With what symbols do you write thermodynamic equations?

written by Eric J. Ma on 2020-06-09 | tags: deep learning machine learning statistics rants

A rant egged on by Vicki Boykis after reading her excellent essay on model deployment.

/beginrant

When I was in my first year of undergrad, I was in a first-year program in which the sciences were taught as an integrated unit. (The program, Science One, was quite influential in my learning journey in learning across disciplinary silos.) There, the lecturers would coordinate their use of terminology and symbols in equations. The reason? They recognized that having defined, precise, and consistent terminology reduced learner confusion, increased retention, and aided in us linking key concepts. In other words, because they knew that symbolism and choice of words mattered, they were able to more easily teach the things that mattered more.

One example of this was in thermodynamics. Heat, energy, and entropy have quite specific definitions, and in certain pedagogical traditions, they have the same equation forms but use different symbols. When we learned thermodynamics, we avoided all of that confusion by simply adopting the physicist's set of symbols. Nobody argued about it, because though the form changed, the "spirit" of the matter was preserved.
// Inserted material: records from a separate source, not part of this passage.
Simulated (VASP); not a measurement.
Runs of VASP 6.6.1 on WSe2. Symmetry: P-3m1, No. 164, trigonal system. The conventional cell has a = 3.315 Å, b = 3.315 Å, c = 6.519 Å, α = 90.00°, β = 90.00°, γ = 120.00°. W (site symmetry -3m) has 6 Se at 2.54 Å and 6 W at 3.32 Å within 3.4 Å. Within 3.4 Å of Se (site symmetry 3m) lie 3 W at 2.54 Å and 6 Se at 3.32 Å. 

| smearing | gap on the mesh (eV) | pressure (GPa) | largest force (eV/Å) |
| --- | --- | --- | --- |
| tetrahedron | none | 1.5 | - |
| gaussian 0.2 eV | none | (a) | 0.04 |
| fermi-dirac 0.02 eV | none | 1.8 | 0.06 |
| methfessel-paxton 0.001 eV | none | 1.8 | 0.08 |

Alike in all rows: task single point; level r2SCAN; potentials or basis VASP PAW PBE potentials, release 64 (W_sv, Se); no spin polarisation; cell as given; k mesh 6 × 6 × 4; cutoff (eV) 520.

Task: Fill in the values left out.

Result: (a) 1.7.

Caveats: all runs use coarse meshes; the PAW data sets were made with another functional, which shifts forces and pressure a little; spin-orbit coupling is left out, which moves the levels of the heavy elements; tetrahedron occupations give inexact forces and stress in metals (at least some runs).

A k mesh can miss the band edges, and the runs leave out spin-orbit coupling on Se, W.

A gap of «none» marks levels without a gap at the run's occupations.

Well, fast forward 14 years later, it appears the machine learning world has yet to learn the same lessons taught in Science One. No big deal, after all, Science One only educated 80 students at a time. But I think it's worth writing about, because we might end up with a new generation of data scientists who can't tell the difference between inference and inference.

Wait, what?! "You're willing to die on the inference hill?!"

In some ways, not. You might want to keep doing what you do, but hear me out. I got reasonz, yo.

The following items are key components to a statistical modelling/machine learning workflow: (a) input data, (b) model/structure, (c) parameters to learn, and (d) output data. One can frame statistical learning methods in terms of a "direction" w.r.t. the output data (d). "Simulation"/"prediction" refer to the forward direction of going from (a-c) to (d), while "inference" or "learning" refer to the backward direction of going from (a, c, d) to (b). We use distinct terms because they are distinct and, in fact, basically opposite subclasses of the larger thing of calculating 1 thing from the other 3.

"Inference", then, has a specific definition in the quantitative sciences, rooted in its use in statistics. It refers to "inferring" the parameters of a model, given data. It is distinct from simple "guessing", in that there are criteria (maximum likelihood, for example) for evaluating how good individual inferred values are.

The term "inference", however, has been co-opted incorrectly by deep learning practitioners to refer to the task of generating or predicting what an output should be, given known input data and model structure + parameters. We are starting to hear the term mis-used all the time: "At inference time...", "When performing inference...". How this came about, I do not know, but I have a hypothesis that the first few people who co-opted the term were genuinely trying to make some form of linguistic connection between the statistics and machine learning worlds. I shall not try to, ahem, infer their intents from observed behaviour here though. :)

But imagine the poor statistician trying to decipher what the machine learner is trying to say when they read the term, "at inference time..." It's like the chemist staring at the physicist's heat equation and being ever so subtly thrown off by symbol mismatch! Likewise, the statistician stands to be tripped up by the completely opposite use of "inference" when reading a machine learning paper.

So what's the big deal here? Languages evolve, don't they?

Yes! But surely that's not the only criteria for letting words slip? If words and their precise meanings do not matter, we might as well #abolish #communication! (If you disagree with me, go ahead and decipher what I really mean by that, since my words didn't matter and I can evolve the language anyways...)

Statistics and machine learning are extremely interrelated fields. Machine learning research built upon statistical foundations and has given statistics practitioners new model classes to work with and tooling to perform inference on models more easily (I'm thinking about things like automatic differentiation!). Both fields stand to learn a ton from one another, but also stand to lose a lot without precise and consistent vocabulary. If you accept the premise (and, if I may dare claim, very common mental model) of directionality w.r.t. the output data, then using the same term to refer to opposite-direction procedures is bewilderingly confusing! Especially for learners of both domains.

What's the solution going forth?

The unfortunate reality is that the co-opting of the term has already happened. The optimistic reality is that there are individuals who are merely "accepting of the fact but don't necessarily like/agree with it". Much like I push back on the use of "aye eye" at work, I think we can push our colleagues to a better standard of communication: lucid, consistent, precise, and concise.

If you still want to use the term inference for "forward prediction/simulation", then prefix or suffix it with some word. Call it "output inference" if you'd like. But make it distinct from "parameter inference". (I just set an example, so there.)

If you agree, please share the message around.

/endrant